Many years ago, before wanderlust and family became my occupation, I studied engineering. After graduation, I had the unique opportunity to work for a small business co-owned by two dynamic women. They were both mothers and wives, and their juggle to balance personal and professional life was evident. One valuable lesson that I learned from them is that engineering is about problem solving. Whether practiced in the field, at a desk, or in the home, engineering is the science and art of analyzing a problem, evaluating possible solutions, and finding the most efficient way to meet a goal. These same tools can be useful in a variety of life’s conundrums, including courting.
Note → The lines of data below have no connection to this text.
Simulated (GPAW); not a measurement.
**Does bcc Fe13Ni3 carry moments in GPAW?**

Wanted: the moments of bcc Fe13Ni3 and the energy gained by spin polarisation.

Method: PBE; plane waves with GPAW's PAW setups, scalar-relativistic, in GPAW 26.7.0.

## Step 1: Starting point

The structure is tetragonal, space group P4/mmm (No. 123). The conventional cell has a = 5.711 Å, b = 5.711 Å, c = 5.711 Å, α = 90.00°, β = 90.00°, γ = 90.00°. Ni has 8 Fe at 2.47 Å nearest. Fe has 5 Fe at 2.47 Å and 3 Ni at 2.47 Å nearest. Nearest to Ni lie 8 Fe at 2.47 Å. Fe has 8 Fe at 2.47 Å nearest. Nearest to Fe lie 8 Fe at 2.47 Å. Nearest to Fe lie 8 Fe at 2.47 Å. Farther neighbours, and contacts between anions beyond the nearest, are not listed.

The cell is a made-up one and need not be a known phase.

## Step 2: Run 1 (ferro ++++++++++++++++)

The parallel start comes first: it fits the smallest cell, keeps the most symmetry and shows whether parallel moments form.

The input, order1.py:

Start with a Feasibility Study
Every project begins with a thorough look at the objective and the various paths to attaining it. The resource expenditures of time, labor, and cost are balanced against each of those alternatives, and in the end the most feasible of the options is further considered, then executed. When it comes to courting, you must first be certain that there are resources available for such a goal. Considering marriage before having the very real financial, emotional, and intellectual resources to pursue it is mere wishful thinking. This includes the nuts and bolts of income and a place to live, as well as the maturity and emotional availability to have a meaningful connection with another. While love and compatibility is important, it may not be enough to support this lofty ambition. If marriage is not feasible for any of the abovementioned reasons, it’s probably not time to even think about courting.
Building a Team
A successful project has a team of members that share a common aim and have the various skills and means to realize it. Most project managers are especially keen to select partners that can compensate for what they lack and strengthen where they are weak. The same is true when finding your teammate, partner or spouse. Do we share the same objective? Do we have a composite of traits that can make our team successful? Can we work together effectively? Even beyond our immediate spouse selection, we must consider if the “team” of our families and friends can be supportive of our success as well. This same spirit of solidarity will serve you well even after marriage to avoid splintering into two separate teams and to remain fused as one. The divisive acts of blaming, lying, and concealing can disassemble even the strongest members and cause everyone to lose in the end.
Know the Critical Path
Before a project commences, a detailed timeline must be scheduled in advance. Sequencing of the events, as well as itemizing the needed resources have to be calculated to avoid the project being delayed or cancelled due to poor planning. This is especially helpful in courting. Naturally everyone wants to really know the person they want to marry. Some believe this is achieved by living together, sharing a bank account, or traveling as a pair; but even with the aforementioned, there is still so much more to discover about another individual. It takes life experiences to observe the true nature of another human being, which is hard to know with certainty before marriage. Getting to know someone should be a gradual and progressive process, not one so quickly intense that you can hardly think straight. So, instead of lengthy and long epic relationships, instead focus on the most critical path to success. What is the entire project dependent on? What are the most critical steps or elements that will make or break the goal? What are the most essential negotiable and non-negotiable conditions to be met before walking down the aisle confidently and securely?
Engineers may not be regarded as romantic as artists, but hopefully these tips can help you translate the very real feelings of admiration and attraction into a level-headed, efficient process towards your pursuit of marriage.